STATE FOR WHA, WHA/CAN (Holst); H(John Carter) 
 
H PASS 
 
FOR CHAIRMAN GOODLATTE FROM CHARGE D'AFFAIRES JOHN DICKSON 
 
E.O. 12958: N/A 
TAGS: ETRD ECIN EAGR PREL CA
SUBJECT:  SCENESETTER: Your Visit to Alberta, Canada 
 
 
1.  I would like to take this opportunity to welcome you and 
House Agriculture Committee members and staff to Canada.  I 
am sure that your visit will be productive and will help us 
advance the agenda on two of our biggest bilateral bilateral 
economic issues. 
 
The Canadian Political Scene 
 
2.  Canada's core national problem - accommodating a 
significant French-speaking minority within British-style 
political institutions - dates back to the 1600's, and 
national unity issues in one form or another still provide 
the backdrop for much of what happens in Canadian politics. 
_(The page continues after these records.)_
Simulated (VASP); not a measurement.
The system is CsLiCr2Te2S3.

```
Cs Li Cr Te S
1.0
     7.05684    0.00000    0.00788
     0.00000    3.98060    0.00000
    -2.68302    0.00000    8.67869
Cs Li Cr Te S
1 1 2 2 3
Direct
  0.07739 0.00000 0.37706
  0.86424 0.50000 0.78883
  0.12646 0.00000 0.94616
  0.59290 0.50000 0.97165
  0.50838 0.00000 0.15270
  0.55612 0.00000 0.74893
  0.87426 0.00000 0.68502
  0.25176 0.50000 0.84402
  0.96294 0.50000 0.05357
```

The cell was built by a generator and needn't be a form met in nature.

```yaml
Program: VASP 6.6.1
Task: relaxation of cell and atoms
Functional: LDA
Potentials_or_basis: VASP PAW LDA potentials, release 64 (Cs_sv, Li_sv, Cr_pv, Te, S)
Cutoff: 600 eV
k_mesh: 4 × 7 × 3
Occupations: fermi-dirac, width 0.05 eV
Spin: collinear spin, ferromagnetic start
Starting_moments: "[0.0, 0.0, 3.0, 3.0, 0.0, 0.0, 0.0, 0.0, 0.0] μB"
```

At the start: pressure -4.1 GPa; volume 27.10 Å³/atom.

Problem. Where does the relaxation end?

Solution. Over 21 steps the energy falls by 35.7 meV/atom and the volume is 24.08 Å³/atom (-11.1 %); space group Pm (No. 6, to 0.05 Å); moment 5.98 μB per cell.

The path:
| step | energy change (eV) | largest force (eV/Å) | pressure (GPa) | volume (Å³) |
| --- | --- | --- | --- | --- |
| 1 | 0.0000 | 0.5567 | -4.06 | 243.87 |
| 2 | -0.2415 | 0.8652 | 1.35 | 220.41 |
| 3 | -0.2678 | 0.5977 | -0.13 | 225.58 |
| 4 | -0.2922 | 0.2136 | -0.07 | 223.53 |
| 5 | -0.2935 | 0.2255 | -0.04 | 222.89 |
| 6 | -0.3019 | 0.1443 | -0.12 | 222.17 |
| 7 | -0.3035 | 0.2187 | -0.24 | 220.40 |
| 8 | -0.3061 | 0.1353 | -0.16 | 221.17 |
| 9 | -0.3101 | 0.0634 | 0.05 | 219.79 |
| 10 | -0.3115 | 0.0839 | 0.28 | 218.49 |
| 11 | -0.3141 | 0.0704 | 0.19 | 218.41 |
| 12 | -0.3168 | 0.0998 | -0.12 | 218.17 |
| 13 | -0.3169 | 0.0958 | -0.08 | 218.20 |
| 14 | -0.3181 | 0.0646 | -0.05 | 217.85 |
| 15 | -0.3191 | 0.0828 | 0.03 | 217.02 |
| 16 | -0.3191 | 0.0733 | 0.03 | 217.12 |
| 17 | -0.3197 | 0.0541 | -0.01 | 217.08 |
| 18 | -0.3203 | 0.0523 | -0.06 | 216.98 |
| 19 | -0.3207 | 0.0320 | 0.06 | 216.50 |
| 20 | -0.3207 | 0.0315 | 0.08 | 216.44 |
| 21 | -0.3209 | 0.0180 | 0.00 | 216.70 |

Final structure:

Federal-provincial relations can be fractious.  Although 
provinces have tax authority, provincial leaders complain 
that the federal government's taxation powers exceed its 
responsibilities, and have sought to renegotiate fiscal and 
jurisdictional arrangements, either individually (e.g. on 
offshore oil and gas revenues) or by presenting a unified 
front against Ottawa (e.g. on health care and education 
funding). 
 
3.  Paul Martin was elected leader of the Liberal Party and 
became Prime Minister upon the retirement of Jean Chrtien 
in 2003. An election in June 2004 left the Liberals 
precariously leading the first minority government since 
1980 with the uncertain support of the left-of-center New 
Democratic Party (NDP).  They barely escaped an election in 
May after a tiebreaking vote by the normally nonvoting 
Speaker.  Prime Minister Martin has pledged to call an 
election within 30 days after the report next fall of an 
 
inquiry into a scandal over misuse of hundreds of millions 
of dollars in federal "sponsorship" funds in Quebec.  All 
parties seem reluctant to go to the polls in winter when 
weather makes turnout uncertain, so a spring election 
appears more likely.  At this point, it seems likely that 
such an election would yield another, smaller Liberal 
minority, and increase the number of seats held by the 
separatist Bloc Quebecois.  The Official Opposition party, 
the Conservatives, are strongest in western Canada and in 
rural southern Ontario, but have made few inroads in urban 
Ontario or Quebec.  The New Democratic Party of Canada is a 
tiny minority at this point but could be a dark horse in the 
next election. 
 
Canada-US Relations: An Overview 
 
4.  Relations with the United States are always front and 
center for Canada.  While our two countries have the world's 
longest undefended border and largest trading relationship, 
Canadians remain protective of their sovereignty and 
national identity and ambivalent about their overwhelming 
dependence on the U.S. economy.   This sensitivity played 
into former PM Chretien's decision not to participate 
directly in the invasion of Iraq, and PM Martin's decision 
not to join the ballistic missile defense program.  (The 
opposition Conservative Party disagreed with both of these 
decisions).  Nevertheless, Canada has troops in Afghanistan 
and is working closely with the U.S. on peacekeeping in 
Haiti, and Canada leads the Iraq donor group. 
 
5.  Bilateral economic relations were strengthened by the 
free trade agreements in 1989 (FTA) and 1994 (NAFTA).  Our 
two countries exchange over $1 billion in goods and services 
each day, most of it without significant friction, and 
Canada currently enjoys a bilateral trade surplus with the 
U.S. of nearly $70 billion USD.  Canada is also the United 
States' largest foreign oil supplier, ahead of Saudi Arabia, 
and has the world's second largest petroleum reserves.  In 
2004, Canada exported over 1.6 million barrels of crude oil 
per day to the United States, or about eight percent of 
total U.S. consumption.  Canadian gas and electricity 
exports also play a key role in ensuring the U.S. energy 
supply. 
 
6.  Despite our huge and largely trouble-free economic 
relationship, ongoing irritants contribute to a perception 
here that the free trade agreements have failed to achieve 
what Canadian leaders promised:  secure access to the U.S. 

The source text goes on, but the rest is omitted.